Is there a name for the following problem? Is there a measure of quality of a given solution? How can we even define what a proper solution is?
Context: I want to detect long lines (most lines over 1000 pixel long) in an image. It is known that most of the lines have similar alignment. To detect those I use the Standard Hough Transform. To detect long lines I need a high angle resolution of the accumulator. Now the idea is not to use an equidistant partition of the angle axis but to create a new partition based on the number of votes for each angle.
The Problem: Given weights $$a_0, \ldots, a_{n-1} \in [0,1] \text{ with } \sum_{k=0}^{n-1}a_k = 1$$ which correspond to the equidistant partition of the interval $[0,1[$ $$0, \frac{1}{n}, \frac{2}{n}, ..., \frac{n-1}{n},$$ return a new partition with less or equal elements which is "finer" around points with larger weights and "coarser" around points with smaller weights. E.g. given the weights $(0.75, 0, 0, 0.25)$ on the partition $(0, 0.25, 0.5, 0.75)$ the result should be a new partition like $(-0.083, 0.0, 0.083, 0.75)$. As $0$ seems to be a point of interest there are three points near it which reflects that.
My solution: The idea is to treat the vector of weights as a density function and to use the quantile function of its cumulative distribution function (cdf).

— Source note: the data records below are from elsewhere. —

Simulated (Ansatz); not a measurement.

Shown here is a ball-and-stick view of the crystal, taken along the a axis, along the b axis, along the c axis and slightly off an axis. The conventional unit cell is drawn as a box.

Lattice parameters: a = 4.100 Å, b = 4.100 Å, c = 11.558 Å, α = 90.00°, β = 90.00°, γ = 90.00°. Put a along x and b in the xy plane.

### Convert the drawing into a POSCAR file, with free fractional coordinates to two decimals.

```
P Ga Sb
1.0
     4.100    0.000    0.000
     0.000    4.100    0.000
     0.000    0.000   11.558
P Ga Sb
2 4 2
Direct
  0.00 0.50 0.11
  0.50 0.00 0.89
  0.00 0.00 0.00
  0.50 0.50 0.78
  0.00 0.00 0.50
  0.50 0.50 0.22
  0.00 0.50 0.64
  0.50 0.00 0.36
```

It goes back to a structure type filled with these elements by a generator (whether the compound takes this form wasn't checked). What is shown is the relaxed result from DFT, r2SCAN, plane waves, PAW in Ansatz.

Example: Given the weights $(0, 0.5, 0, 0.5, 0)$ we construct the density function:
Then the cdf looks like this:
Now we shift the given equidistant partition by $+1/(2n) = 1/10$ and put its values into the quantile function, i.e. we put those values on the $y$-axis and search for corresponding $x$-values of the cdf as marked by the blue lines. $y=0.5$ is omitted since it "cannot decide" which peak it contributes to. The so obtained $x$-values are shifted by $-1/(2n) = -1/10$ and returned as the new partition. The returned partition in this example is $(0.14, 0.22, 0.58, 0.66)$.
Here is a C++ function which performes those tasks, where the vector "weights" represents the input weights and "sample" contains the new partition after execution:
#include <vector>
using std::vector;
void weighted_partition(vector<double>& sample, const vector<double>& weights) {
const int n = (int)weights.size();
double y;
double F = 0.0;
int i = 0;
for (int j = 1; j < 2*n; j += 2) {
y = (double)j/(2*n);
while (F < y) {
F += weights[i];
++i;
}
if (F == y) {
continue;
}
--i;
F -= weights[i];
sample.push_back((y - F + weights[i] * i) / (weights[i] * n) - 1.0/(2.0 * n));
}
}
This algorithm seems to return solutions which are intuitively correct but how can you define "correct"?